The Performance Shed / Downtown Chicago

Rather than looking like Mies (which is self-explanatory), or signifying like Mies (i.e. trying to affect our contemporaries as Mies' work impressed his own audiences in 1939-68), we will simply strive to be like him once again. Pointed studies in mathematical and sensual aesthetics will provide the basis for individual or group projects leading to the deployment of instrumentally updated prototypes in response to the material and programmatic requirements of the terrifying "blank" horizontal typologies at which Mies excelled. Built or merely planned, these so-called "Performance Sheds" include, among others, the 1950 52 IIT Crown Hall, the 1953 Convention Hall, the 1962 Berlin New National Gallery, plus countless generic proposals emanating from MvdR in the 1950s and 1960s. In their day these beautiful protomat buildings reformulated the type of the clear-span horizontal organisation with varying degrees of efficiency. Today they impress us mostly with their formal rigor and simplicity, structural excess, and frequent lack of fitness to purpose (most notably in Berlin, where the art collections had to be shoved underground). The studio will work towards redeveloping the type and updating its functionality, structure, and envelope performance in response to contemporary, multi-faceted user programmes and opportunities defined by the studio participants themselves.



In deference to Mies's American heritage and the significant horizontal structures built there by MvdR from 1939 onwards, our proposals will be sited in Chicago. We have identified several riverside locations available for redevelopment south of the Eisenhower Expressway. Other potential locations include the site of the unbuilt proposal for a 1953 Chicago Convention Hall, sadly now occupied by an alternative MvdR clone by way of compensation (as is often the case throughout urban America: try locating the Seagram building on Park Avenue NY for the first time without being repeatedly distracted by copies).



Strategies and Expectations

The expectations of this studio will be critical and technical in equal parts. Participants will begin by researching and contributing individual thematic ideas to a group publication titled the Mies Applications Catalogue. They will then turn their attention to the sites and work out proposals through material model-making techniques and custom-written software with an interface to numeric fabrication.
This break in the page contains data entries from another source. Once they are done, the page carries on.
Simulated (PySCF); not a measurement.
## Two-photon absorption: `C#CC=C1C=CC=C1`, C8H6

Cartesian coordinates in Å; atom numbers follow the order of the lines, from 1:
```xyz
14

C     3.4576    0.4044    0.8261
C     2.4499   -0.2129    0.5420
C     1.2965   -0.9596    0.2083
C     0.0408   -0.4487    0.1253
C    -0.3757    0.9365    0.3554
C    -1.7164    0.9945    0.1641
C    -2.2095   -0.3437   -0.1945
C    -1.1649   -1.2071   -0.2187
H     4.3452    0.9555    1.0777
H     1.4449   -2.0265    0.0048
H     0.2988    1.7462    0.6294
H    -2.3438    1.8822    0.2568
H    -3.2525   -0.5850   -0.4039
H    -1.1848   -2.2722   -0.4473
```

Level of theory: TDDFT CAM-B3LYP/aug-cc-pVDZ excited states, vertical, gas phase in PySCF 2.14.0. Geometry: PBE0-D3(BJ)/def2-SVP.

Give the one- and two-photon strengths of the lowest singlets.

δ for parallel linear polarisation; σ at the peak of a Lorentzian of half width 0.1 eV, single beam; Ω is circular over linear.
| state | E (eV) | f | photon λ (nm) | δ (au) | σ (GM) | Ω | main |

The semester's theoretical foundation will overlap with the theory/fabrication seminar offering Superficial Spaces / Formalism Now (GSD 2404 fall term, George L. Legendre). Key topics of theoretical and practical importance will include the study of material superficial organizations and the nature of parametric modulation. Of key importance will be the relevance of analytic geometry, data modelling, and numeric fabrication to this prime Miesian adage, the integration of structure and space.



To get first-hand experience of Mies' architecture in its modernist berth -as well as select individual sites- we will visit Chicago during the fourth week of September. Given the emphasis on structure, the studio will maintain an ongoing association with structural engineer professor Hanif Kara.